>>55353339There is literally nothing wrong with imagining yourself but with Pokemon, it's the premise that this entire setting is built on. However, in recognizing that you are recreating yourself, you have achieved an important first step in the creative process: you have become self-aware. It can be hard for some people to imagine being someone else, and that's okay.
In my own experience, the best cure for self-insertism is to let the personality "drift" until it becomes its own entity. Take a part of yourself and stretch it, and the rest of you will be pulled along too. What if I had a quicker temper? How would that influence the rest of my behavior? Would I try to rein it in, or would I just end up finding something else to be angry about? What would I do differently if I was influenced by Variable-A instead of Variable-B? Where would I be today if I didn't have someone like Variable-Z in my life and instead had Variable-P, where P = your mons?
Do you settle into a quiet and stable life, or do you rally against the norm and live free in the wild, eking out an existence off of odd jobs and prize money; carried along the winds as far as your skills will take you?

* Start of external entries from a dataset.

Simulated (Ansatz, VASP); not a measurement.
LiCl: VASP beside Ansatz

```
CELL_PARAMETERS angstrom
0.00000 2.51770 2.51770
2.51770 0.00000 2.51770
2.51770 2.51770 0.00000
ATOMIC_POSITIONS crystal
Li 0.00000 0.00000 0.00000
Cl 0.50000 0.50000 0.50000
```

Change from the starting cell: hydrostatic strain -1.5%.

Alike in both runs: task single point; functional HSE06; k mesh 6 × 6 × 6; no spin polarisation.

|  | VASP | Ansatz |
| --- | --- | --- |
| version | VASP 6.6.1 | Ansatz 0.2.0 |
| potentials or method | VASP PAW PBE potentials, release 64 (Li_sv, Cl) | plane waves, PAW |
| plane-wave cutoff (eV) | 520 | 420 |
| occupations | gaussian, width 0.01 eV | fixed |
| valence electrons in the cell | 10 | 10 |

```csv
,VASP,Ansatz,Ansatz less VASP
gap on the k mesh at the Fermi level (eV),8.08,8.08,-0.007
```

What about your home? In real life, Cadman Park is a tiny little row of trees that could hardly fit a deer. In the Pokemon world, it's the sprawling Pinwheel Forest where giant centipedes lurk and a legendary goat retreats to when it needs some me time. What if the soccer field by your house was actually a vast prairie where Fire-Types go to sunbathe? How would that affect your weekly habits?
These are the questions you should ideally be asking yourself. Expand your mind, expand your limits.